39. He also faulted the investigating officer for failing to produce evidence of the numerous numbers that PW2 claimed used the phone when it was being tracked or any data from Safaricom. Further, the Appellant argued that the threshold required for the explanation is for the same to be reasonably true. In his view, the explanation that he picked the phone in a bus was reasonable.

40. In response, Ms. Nyameto submitted that the Appellant did not give a reasonable explanation as to why he was in possession of the stolen phone. She stated that his explanation that he picked the phone in a bus was doubtful and not plausible.

41. The applicability of the doctrine of recent possession was set out by the Court of Appeal Case in Isaac Nganga Kahinga alias Peter Nganga Kahinga v Republic [2006] eKLRas follows:-

“It is trite that before a court of law can rely on the doctrine of recent possession as a basis for conviction in a criminal case, the possession must be positively proved.  In other words there must be positive proof, first that the property was found with the suspect, secondly, that the property is positively the property of the complainant.  Thirdly, that the property was stolen from the complainant and lastly, that the property was recently stolen from the complainant.  The proof as to time, as has been stated over and over again, will depend on the easiness with which the stolen property can move from one person to the other.”
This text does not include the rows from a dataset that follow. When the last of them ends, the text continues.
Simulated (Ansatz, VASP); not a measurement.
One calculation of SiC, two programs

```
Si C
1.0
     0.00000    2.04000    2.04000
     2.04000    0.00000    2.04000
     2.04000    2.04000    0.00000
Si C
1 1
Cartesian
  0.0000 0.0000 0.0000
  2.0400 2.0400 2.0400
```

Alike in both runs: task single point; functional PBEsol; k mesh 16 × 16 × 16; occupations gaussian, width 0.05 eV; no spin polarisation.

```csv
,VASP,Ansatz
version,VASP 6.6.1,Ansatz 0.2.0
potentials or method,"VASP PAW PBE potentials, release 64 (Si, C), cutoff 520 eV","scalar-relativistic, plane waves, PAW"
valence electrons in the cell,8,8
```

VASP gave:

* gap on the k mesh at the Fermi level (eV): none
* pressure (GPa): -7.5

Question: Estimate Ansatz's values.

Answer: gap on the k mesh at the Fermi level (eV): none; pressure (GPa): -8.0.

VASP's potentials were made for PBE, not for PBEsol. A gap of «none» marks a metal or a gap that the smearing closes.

42. In Malingi v Republic [1989] KLR 225 Bosire, J (as he then was) at Page 227 held thus:

“By the application of the doctrine the burden shifts from the prosecution to the accused to explain his possession of the item complained about. He can only be asked to explain his possession after the prosecution have proved certain basic facts. Firstly that the item he had in his possession had been stolen; it had been stolen a short period prior to the possession; that the lapse of time from the time of its loss to the time the accused was found with it was, from the nature of the item and circumstances of the case, recent; that there are no co-existing circumstances which point to any other person as having been in possession of the item.  The doctrine being a presumption of fact is a rebuttable presumption. That is why the accused is called upon to offer an explanation in rebuttal, which if he fails to do an inference is drawn that he either stole it or was a guilty receiver.”

43. There is no doubt that a Samsung mobile phone was stolen from PW3 during the robbery. It was positively identified to belong to PW3 by checking its IMEI number 356853041619695 which was similar to the one PW2 had been receiving alerts from. It is indisputable that it was found in the exclusive possession of the Appellant upon his arrest about two weeks after the robbery incident. It trite a mobile phone is a fluid object; that is to say that it can quickly change hands from one person to another. However, in this case, the Appellant was positively identified in the ID parade as one of the robbers, having earlier been found with the stole phone. Hence, my candid view is that, applying the rebuttable presumption of the doctrine of recent possession, it was required of him to explain how he came into possession of the phone in rebuttal. Failure to do so would draw an inference that he either stole it or was a guilty receiver. (See Maingi v R [1989] KLR 221).

44. In defence, the Appellant stated that he found the mobile phone under a chair in a Githurai bus on 2nd May, 2012 while heading to Nairobi. He stated that a co-passenger who boarded the bus at Alsops area and alighted at Ngara dropped it but he only saw it after the co-passenger had alighted. However, he couldn’t call him because the vehicle left so he decided to keep it.

45. This explanation was plainly unbelievable. 2nd May, 2012 is the day when the Appellant alleges that he picked the phone in a matatu was date of the robbery. Furthermore, PW2‘s testimony was that she started receiving messages from the Samsung mobile phone on the night of 5th May, 2012 which was three days after the Appellant had picked the phone as he alleged. This means that the Appellant had exclusive and continuous possession of the stolen phone from the day it was stolen to the time when he was arrested two weeks after the robbery incident.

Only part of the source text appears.